Court nixes lawsuit by family of slain Scottsbluff inmate
LINCOLN, Neb. (AP) — The Nebraska Supreme Court on Friday upheld the rejection of a lawsuit brought by the family of an inmate killed in 2017 by another inmate.
The ruling came in a lawsuit brought by the estate of 22-year-old Terry Berry, of Scottsbluff, who was killed in April 2017 by his new cellmate Patrick Schroeder.
The lawsuit accused the Nebraska Department of Correctional Services of negligence and wrongful death for putting Schroeder — who was known by prison officials to be bad-tempered — in the same cell with Berry. Schroeder readily admitted to strangling Berry, saying he killed the talkative Berry after warning him several times to “shut up.” Schroeder, who was already serving a life sentence for the 2006 murder of a 75-year-old Pawnee City farmer, is currently on death row fo Berry’s killing.

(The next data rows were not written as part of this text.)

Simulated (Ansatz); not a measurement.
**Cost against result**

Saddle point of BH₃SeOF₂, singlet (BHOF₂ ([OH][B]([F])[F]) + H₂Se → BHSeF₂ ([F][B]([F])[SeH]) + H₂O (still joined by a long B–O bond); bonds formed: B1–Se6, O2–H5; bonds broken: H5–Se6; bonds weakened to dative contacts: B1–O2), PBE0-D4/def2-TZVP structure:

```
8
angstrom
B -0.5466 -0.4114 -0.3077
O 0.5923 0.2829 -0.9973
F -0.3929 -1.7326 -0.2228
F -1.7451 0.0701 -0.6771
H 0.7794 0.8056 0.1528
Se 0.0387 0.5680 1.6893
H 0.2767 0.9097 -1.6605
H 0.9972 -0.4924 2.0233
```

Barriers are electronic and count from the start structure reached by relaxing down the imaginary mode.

In its ruling, the state’s high court said that state law so broadly defines government immunity that it had no choice but to uphold dismissal of the lawsuit. It suggested that the “Legislature may wish to revisit the state’s sovereign immunity in cases such as the one presented by this appeal.”
In a dissent, Justice Lindsey Miller-Lerman argued the majority wrongly bucked precedent set by the U.S. Supreme Court on immunity and said the lawsuit should have been allowed to go before a jury.